At room temperature, $298~\mathrm{K}$, the diffusivity of carbon in iron is $9.06\cdot 10^{-26}\frac{m^2}{s}$.
At $573~\mathrm{K}$ the diffusivity is $1.66\cdot 10^{-15}\frac{m^2}{s}$. What is the activation energy, $Q$?

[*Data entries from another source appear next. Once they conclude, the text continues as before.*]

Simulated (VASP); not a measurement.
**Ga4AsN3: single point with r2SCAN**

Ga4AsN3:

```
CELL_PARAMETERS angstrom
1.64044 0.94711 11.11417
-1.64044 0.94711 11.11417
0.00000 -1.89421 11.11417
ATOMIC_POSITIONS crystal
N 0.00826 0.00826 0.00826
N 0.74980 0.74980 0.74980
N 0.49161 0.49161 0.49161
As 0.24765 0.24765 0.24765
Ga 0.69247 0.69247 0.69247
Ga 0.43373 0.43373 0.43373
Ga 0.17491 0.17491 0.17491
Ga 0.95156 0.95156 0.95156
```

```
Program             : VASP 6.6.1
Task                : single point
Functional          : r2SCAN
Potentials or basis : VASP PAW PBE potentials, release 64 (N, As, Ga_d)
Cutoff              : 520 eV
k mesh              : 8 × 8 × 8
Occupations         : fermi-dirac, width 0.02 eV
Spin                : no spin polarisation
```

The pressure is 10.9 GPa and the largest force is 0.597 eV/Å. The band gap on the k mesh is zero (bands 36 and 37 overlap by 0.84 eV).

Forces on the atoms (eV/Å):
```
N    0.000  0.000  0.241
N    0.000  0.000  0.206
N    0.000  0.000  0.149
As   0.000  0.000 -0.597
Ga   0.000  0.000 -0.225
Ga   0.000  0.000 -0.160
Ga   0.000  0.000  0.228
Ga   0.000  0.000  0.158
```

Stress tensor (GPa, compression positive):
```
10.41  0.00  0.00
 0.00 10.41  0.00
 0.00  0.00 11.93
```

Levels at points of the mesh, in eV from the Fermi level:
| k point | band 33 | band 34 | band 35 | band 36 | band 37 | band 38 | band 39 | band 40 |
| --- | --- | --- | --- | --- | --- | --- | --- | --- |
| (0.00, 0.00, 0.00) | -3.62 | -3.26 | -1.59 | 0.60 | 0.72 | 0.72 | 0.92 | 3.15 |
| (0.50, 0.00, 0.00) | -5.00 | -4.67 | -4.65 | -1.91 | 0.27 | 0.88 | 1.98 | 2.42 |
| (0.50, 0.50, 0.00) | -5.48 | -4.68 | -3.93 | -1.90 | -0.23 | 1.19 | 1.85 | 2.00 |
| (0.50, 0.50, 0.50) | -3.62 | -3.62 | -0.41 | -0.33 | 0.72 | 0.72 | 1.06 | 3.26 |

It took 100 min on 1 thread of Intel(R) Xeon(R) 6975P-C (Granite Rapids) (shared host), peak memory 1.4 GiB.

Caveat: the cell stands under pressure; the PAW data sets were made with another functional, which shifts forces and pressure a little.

I am wondering if my solution is correct:

$D=D_0\exp\left\{\frac{-Q}{RT}\right\}$ and $D_0$ is constant (is this correct), thus

$\displaystyle \frac{D_{298}}{\exp\left\{-Q/(RT_{298})\right\}}=\frac{D_{573}}{\exp\left\{-Q/(RT_{573})\right\}} \implies Q\approx 122~\mathrm{\frac{kJ}{mol}}$

I would be very greatful if someone could check my math here as well, if the logic is correct, since this was a test problem.


1 Answer 1


Maybe I'm wrong but my calculation has given another result: \begin{align} D_{298} &= D_0\cdot\exp\left\{\frac{-Q}{298~\mathrm{K}\cdot\mathcal{R}}\right\}\\ D_{573} &= D_0\cdot\exp\left\{\frac{-Q}{573~\mathrm{K}\cdot\mathcal{R}}\right\}\\ \end{align}

Thus, going through the $\ln$ form, you get \begin{align} \ln\{D_{298}\} &= \ln\{D_0\} - \frac{Q}{298~\mathrm{K}\cdot\mathcal{R}}\\ \ln\{D_{573}\} &= \ln\{D_0\} - \frac{Q}{573~\mathrm{K}\cdot\mathcal{R}}\\ \ln\{D_{298}\} - \ln\{D_{573}\} &= -\frac{Q}{\mathcal{R}}\cdot\left(\frac{1}{298}-\frac{1}{573}\right) \end{align}

And then I obtained $Q\approx 38~\mathrm{kJ/mol}$.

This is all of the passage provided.